Serbian NGOs raise awareness about Srebrenica Genocide in Belgrade (VIDEO)

FoNet/Aleksandar Barda

Members of the Women in Black, the Youth Initiative for Human Rights in Serbia and the Helsinki Committee for Human Rights gathered in Belgrade to raise awareness about the 1995 Srebrenica Genocide, often described as the worst crime committed in Europe since WWII.

The Belgrade-based Humanitarian Law Center said in a statement that Serbia is the first and so far the only country in the world that was declared responsible for violating the Convention on the Prevention and Punishment of the Crime of Genocide by the International Court of Justice (2007) because its state authorities were informed about the Srebrenica Genocide but did nothing to prevent it.

The individual criminal responsibility of a large number of members of Serb armed groups and political institutions, who acted in the spirit of the ‘Greater Serbia’ territorial project – which the Srebrenica Genocide was part of – was proven beyond a reasonable doubt by a series of verdicts by the International Criminal Tribunal for the former Yugoslavia (ICTY).

“It is a shameful and devastating fact that none of the officials of the Republic of Serbia have characterized (the events in) Srebrenica as genocide since 1995, which confirms the continuity of genocide denial at the levels of the state and society.

The continuous rejection by the current President of the Republic of Serbia, Aleksandar Vucic, and Prime Minister, Ana Brnabic, to call the crime in Srebrenica a genocide, which not only politicians of the ruling coalition but also a significant number of opposition politicians follow, contributes to the state policy of genocide denial the most.

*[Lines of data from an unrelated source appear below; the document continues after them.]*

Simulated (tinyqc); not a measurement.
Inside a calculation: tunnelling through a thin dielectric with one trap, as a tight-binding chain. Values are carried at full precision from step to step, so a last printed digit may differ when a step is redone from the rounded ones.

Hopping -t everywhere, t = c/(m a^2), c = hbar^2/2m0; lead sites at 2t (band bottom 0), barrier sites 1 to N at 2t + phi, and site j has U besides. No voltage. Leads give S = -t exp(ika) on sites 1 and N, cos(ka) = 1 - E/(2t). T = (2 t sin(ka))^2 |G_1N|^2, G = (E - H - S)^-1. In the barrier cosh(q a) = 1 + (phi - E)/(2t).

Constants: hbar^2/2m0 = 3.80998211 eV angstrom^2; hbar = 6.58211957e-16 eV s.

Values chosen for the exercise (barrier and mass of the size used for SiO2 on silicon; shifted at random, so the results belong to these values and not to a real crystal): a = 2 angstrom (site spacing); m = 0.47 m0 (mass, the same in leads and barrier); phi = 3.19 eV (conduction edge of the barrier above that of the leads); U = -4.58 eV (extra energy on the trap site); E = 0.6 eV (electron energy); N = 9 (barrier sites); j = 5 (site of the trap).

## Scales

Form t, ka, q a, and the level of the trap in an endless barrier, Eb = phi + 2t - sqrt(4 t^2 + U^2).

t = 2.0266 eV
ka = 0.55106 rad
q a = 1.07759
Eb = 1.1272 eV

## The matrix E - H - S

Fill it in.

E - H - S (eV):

The words ‘genocide in Srebrenica’ are forbidden for Serbia’s state institutions, and freedom and public space are unlimited for genocide deniers in the regime’s media, while no verdict has been passed in Serbia’s courts which qualifies the crime in Srebrenica as a genocide.

In short, Serbia is not only a state of organized forgetting of crimes, erasing traces of committed crimes, but also of the ideology that enabled that state-organized crime – genocide,” the Humanitarian Law Center said.